[FOM] From theorems of infinity to axioms of infinity

Alasdair Urquhart urquhart at cs.toronto.edu
Thu Mar 21 10:31:13 EDT 2013


Timothy Chow wrote:

> Similarly, Russell never doubted the axiom of infinity, but just had a strong 
> intuition that it was redundant to postulate it separately.  When this 
> intuition proved to be wrong, it should not be bewildering to find him 
> effectively shrugging his shoulders and saying, "Oh well, I guess we'll just 
> have to postulate it separately after all."

The content of the phrase "there are infinitely many objects"
changed dramatically for Russell between
1900 and 1910.  In the "Principles of Mathematics" the universe
of objects includes all conceivable things, concrete or abstract.
By the time of "Principia Mathematica", the notion of "individual"
is much more restricted, being confined to things that are not
logically complex.

So, the Axiom of Infinity in PM says (for the ground type) that
there are infinitely many individuals in this sense.
Whitehead and Russell do NOT postulate this as an axiom,
or "Primitive Proposition" in their terminology.
In fact, Russell in the "Introduction to Mathematical Philosophy"
goes so far as to say that the theorem of PM that there there
is at least one individual is a defect in logical purity.

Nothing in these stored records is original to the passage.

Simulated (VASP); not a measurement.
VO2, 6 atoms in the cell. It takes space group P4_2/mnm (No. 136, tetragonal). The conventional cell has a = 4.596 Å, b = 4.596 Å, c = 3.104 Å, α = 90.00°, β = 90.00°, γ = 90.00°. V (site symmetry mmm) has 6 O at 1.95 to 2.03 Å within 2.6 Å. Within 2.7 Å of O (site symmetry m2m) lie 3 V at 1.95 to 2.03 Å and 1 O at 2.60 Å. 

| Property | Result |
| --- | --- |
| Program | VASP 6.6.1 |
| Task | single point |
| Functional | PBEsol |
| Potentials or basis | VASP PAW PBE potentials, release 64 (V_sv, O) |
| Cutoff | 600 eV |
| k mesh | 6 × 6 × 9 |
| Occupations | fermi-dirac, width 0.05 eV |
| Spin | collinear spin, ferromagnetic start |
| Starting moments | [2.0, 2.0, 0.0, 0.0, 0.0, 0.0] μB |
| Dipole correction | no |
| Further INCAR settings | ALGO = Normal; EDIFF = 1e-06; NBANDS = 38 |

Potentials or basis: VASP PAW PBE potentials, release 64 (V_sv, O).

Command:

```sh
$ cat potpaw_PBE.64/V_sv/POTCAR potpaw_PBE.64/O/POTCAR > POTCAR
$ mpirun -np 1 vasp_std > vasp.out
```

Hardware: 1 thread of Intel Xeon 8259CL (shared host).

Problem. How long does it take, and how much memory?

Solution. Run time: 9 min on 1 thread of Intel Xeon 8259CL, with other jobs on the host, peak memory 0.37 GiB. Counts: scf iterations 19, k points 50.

The notorious proofs of the axiom of infinity by Bolzano and
Dedekind both involve implicitly the notion of the class of all thinkable
objects.  The rejection of the universe of all objects
as a mathematical object (due to the paradoxes) is the source of the 
difficulties of Russell and Zermelo; it leads them to postulate
the Axiom of Infinity (Zermelo), or write theorems
with the Axiom as an explicit antecedent (Whitehead and Russell).